So, I know once again, that miracles are possible. Biden and Harris need only 26 electoral votes - most likely, (the last I checked), and they need less than half of the available flip states (as I write this at 8am on Nov. 4th). Pennsylvania is still a possibility, because they still have to count 25% of their votes, which totals to over 1,900,000 uncounted votes. Yes, I did the math on my little calculator. He is only at 43% currently, but these remaining mail in votes could lean heavily blue. It is still possible to earn these 20 electoral votes. Still, we would need another toss up state. I feel that if my dog can recover, so can our luck as democrats. 

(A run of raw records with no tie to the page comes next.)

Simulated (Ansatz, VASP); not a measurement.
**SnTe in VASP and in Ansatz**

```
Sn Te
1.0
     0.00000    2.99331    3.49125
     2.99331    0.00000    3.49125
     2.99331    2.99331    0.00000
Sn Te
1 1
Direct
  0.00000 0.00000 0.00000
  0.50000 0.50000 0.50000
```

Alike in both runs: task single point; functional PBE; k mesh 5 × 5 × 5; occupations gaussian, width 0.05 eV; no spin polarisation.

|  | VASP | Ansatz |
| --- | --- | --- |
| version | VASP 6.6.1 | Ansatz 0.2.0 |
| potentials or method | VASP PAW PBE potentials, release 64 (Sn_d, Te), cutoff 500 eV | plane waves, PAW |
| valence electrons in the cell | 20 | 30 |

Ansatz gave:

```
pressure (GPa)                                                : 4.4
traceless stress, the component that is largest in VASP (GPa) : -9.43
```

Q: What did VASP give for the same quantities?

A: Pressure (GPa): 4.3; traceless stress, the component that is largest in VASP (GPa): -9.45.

Most of my day yesterday was spent weeping, or lying on the floor holding my dog’s head in my hand and staring into his eyes. I know even with this recovery, we still do not have long, but I love this dog so. What a potent experience, to fear losing my best friend / “disability dog”, and my country on the same day. I still do not know how hardcore republicans in my very own family whom Jesus and myself love so dearly, could just have it so wrong. Still, if I have learned anything in my recovery program while quitting drinking, insanity can lay its heavy disenchantment on the best of us, while we remain unaware, and I too have been guilty of this. I pray that we as a nation, rich and poor alike; white and multiracial, gay and strait; can work to let the disillusionment of our insanity melt away, so that we may all see the clear new day. We have a lot of work to do, and we are going to need as many hands as possible.